Sunday, December 11, 2011

How To Make an Art

So I saw some art this weekend....a show or two in Chelsea and then a show at the Kutztown University art gallery, two very, very different settings! I don't know how familiar people are with the Chelsea art gallery scene but exhibition spaces of all sizes are tucked into buildings (brownstones next to car garages, skyscrapers hacked into white walled spaces, converted industrial buildings etc.) offering up art for sale to collectors, museums and institutions looking to acquire a piece of the cultural landscape. It is a weird place in that it is a place putting a price on creativity but also in that it is putting a value on what ideas (or lack of ideas) are important in our society. Chelsea is also one of the few places artists can make a living. All of these reasons make seeing art there precarious: you get to see a combination of the birth of new ideas, and valued old ideas, but the commodity aspect of it looms in a weird way sometimes overshadowing message and meaning in favor of a party or spectacle in order to draw in attention, attention that is a necesary evil for a lot of artists survival.  The few supposed ideas I saw in Chelsea this time around were not very good so I won't get into them...but I will say that ideas need to be valued a little more in this place, especially when considering the price, the cultural legacy and the potential movements that places like Chelsea can potentially be the nexus of.

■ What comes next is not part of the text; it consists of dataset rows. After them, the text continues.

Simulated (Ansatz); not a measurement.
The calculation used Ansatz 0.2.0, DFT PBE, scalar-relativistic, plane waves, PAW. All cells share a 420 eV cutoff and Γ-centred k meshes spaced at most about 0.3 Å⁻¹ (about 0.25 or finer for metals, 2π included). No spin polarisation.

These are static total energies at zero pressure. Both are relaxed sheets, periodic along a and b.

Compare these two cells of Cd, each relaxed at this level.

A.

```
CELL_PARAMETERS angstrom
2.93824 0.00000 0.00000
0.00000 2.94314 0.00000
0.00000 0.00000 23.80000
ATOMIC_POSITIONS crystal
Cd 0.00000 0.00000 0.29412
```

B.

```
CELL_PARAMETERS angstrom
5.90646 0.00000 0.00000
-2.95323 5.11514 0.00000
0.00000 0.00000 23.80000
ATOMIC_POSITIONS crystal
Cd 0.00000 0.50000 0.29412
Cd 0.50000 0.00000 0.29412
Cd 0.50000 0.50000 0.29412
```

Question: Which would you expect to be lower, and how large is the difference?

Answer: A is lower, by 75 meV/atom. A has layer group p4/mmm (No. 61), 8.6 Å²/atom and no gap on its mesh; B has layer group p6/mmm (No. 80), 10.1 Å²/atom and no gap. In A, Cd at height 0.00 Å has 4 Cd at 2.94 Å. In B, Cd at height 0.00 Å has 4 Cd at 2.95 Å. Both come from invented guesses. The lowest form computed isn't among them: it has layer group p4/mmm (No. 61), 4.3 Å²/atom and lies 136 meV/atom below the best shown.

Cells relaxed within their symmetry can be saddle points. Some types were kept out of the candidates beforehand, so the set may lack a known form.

The Marlin and Regina Miller Gallery of Kutztown University (in the hometown of the legendary graffiti artist Keith Haring) , just up the road in our Pennsylvania area, was offering up a show that was almost the opposite of the Chelsea scene. The senior student December show was up so, instead of seeing art up for sale, we saw art by people who are paying to make work in an academic setting. This show cobbled together class projects, individual pieces and a range of skill making it an odd thing to see... I wish I could talk to each student to understand what lies beyond graduation, what they want out of these things they are making, what ideas they want to offer, uphold and explore in society as an extension of art history/history, or if a lot of them are just crossing their fingers to get a nice graphic design internship somewhere...? I am sure people are asking young artists these types of things and, after seeing what is going on in Chelsea, I hope they are really considering their answers!

While at Kutztown I saw these great bulky, wooden, box-like canvases, with stark white, black and pink paintings of cartoonish, banal scenes like defrosting meat and a boring bathroom. The color was applied thickly making you feel the chalky-ness of the bathroom tile on your skin and an etched out ricketyness of the lines & grain in the wood created an uneasy edge, both elements making for a cold textured field of eerie modern life. I thought they were a great mix of folk art, sculpture, a kind of graphic novel/design aesthetic and I hope the artist, Darren Beck (work pictured here),  gets to bigger and better ideas with his already interesting style! I also hope that those being funneled from art school into the gallery world, those paying to be creative and in turn being paid to be creative, are really looking at why they are creating stuff and at the messages they want to send as American artists, if artists are inserting truth into their work than maybe the galleries can too!